Hello, I apologise if this is the wrong place to post but I am after a little advice I have written two poems and would like to have any advice on meter, it does'nt matter how much I try I cannot seem to fathom the syllabules, pattern and deciphering and would like to know what people think, thank you so much.
The piquant man proudly displaying a phalanx of medals,
Straight green line of death.
The tipsy gent with obscure stovepipe hat, conceited, demanding
“I pay my taxes!”
The young cadaverous cadet, leg contorted like an old oak tree.
The accident, a car wrecked and smashed, the victim a chauffeur.

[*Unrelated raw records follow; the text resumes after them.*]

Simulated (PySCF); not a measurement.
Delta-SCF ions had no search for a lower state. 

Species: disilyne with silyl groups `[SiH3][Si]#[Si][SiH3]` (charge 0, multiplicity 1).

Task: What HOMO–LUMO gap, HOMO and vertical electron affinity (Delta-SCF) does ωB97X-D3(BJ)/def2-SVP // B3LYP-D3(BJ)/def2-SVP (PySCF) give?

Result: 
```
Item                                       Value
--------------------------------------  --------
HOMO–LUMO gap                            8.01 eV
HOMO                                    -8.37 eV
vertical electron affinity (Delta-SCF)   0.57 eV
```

There lays the cap, surrounded by glinting shards
Splinters from the same glass mould of humanity
Splinters that must hold together, repair mend and fix
Fourteen-hour day, the longest shift.
My carriage, their carriage, siren screeching like a banshee
Speeding through night, to fix another splinter
Save another life.
On the corner of the busy London street
sits a dishevelled man
cap by his feet.
all tattered, reads
"Help me I'm poor"
propped up by a bundle of paper on the floor.
A sleeping bag rolled up
keeps out the cold
but, the elements have him
he is tired and old.
Does he feel resentment?
In his life,
What was written on the page?
He sits in silence,
watches the world go by
his lack of emotion,
makes you want to cry.
Has he no drive?
live, not survive!
We all walk past
lower our heads
is it not better to acknowledge instead?
let this happen today.
What if I told you he was a soldier yesterday?
Fought for this country,
Mine and yours too
Fought for what was right
Fought for what was true
Now left desolate
Washed up and used
begging for a life, from me and you too.